A revenue recognition standard may make structuring contracts a thing of the past.



A tax calculation table (Photographer: Daniel Acker/Bloomberg)
A tax calculation table (Photographer: Daniel Acker/Bloomberg)

Starting today, the way companies recognise revenue from contracts with their customers is set to change. The accounting body Institute of Chartered Accountants of India notified a new revenue recognition standard for customer contracts in line with the International Financial Reporting Standards.

This Indian accounting standard—Ind AS 115—will impact contracts in the real estate sector, information technology industry where there is a supply of hardware and software in a contract, royalties for intellectual property, contracts where there is variable consideration, licences, sale and return, etc, PR Ramesh, chairman of Deloitte India, explained.

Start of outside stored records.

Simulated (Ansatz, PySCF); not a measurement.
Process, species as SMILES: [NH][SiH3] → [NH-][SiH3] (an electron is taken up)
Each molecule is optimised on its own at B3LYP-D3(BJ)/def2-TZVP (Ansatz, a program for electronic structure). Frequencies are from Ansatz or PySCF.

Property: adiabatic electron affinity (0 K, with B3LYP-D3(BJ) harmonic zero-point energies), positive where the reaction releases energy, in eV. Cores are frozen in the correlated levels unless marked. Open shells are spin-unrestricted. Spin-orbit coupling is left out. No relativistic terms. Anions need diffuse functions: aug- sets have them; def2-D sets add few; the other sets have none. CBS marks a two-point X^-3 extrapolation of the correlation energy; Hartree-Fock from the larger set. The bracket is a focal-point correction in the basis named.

The standard will apply to situations where there is bundling of transactions that requires revenue recognition to be postponed or measured differently. You’ve to understand the obligations under the contract to be able to determine what is the price and value of the individual deliverable. For revenue recognition, you’ve to then see whether each of those deliverables is a separate item through which the customer derives value. 
PR Ramesh, Chairman, Deloitte India 

Ramesh explained this by way of an example: Let’s say there is a contract under which X has to provide a satellite connection to Y. X can structure a contract saying, I’ll put a dish antenna first, then a set-top box and then do the wiring and charge separately for all of these. But can X recognise the revenue for the antenna? Perhaps not because the antenna without the set-top box has no meaning for Y, the customer. If all of this is part of a one single deliverable, can one unbundle the contract and allocate revenue to each element independent of how it’s written in the contract? The new accounting standard gives guidance for such contracts and the days of structuring transactions will now go away because revenue recognition may get postponed, Ramesh added.

Revenue is one of the most important financial matrix that companies report, and this standard will impact that in a big way, Sai Venkateshwaran, partner and head of Accounting Advisory Services at KPMG India, told BloombergQuint. Ind AS 115 corresponds to IFRS 15 and globally companies have moved to this standard from January this year, he added.

Indian companies will need to adopt this standard now from April 1. Globally, companies got a three-year window to adopt this standard as it was put out three years ago. It does take a fair bit of time for companies to ascertain the impact, restructure their arrangements, make changes to their IT system, etc. But in India, while the exposure draft came out a few months back, since the notified standard hadn’t come out until yesterday, companies aren’t as prepared.
Sai Venkateshwaran, Partner & Head -Accounting Advisory Services, KPMG India

Ind AS 115 will improve comparability of revenue across entities, industries, global capital markets, the ICAI media note pointed out. The standard prescribes only one underlying principle for revenue recognition—i.e. transfer of control over goods or services and replaces the ‘fair value’ concept with ‘transactions price’ which is better suited for measurement of revenue, the noted elaborated. It reduces scope of interpretation and requires improved disclosures to help investors and analysts better understand an entity’s revenue, it said.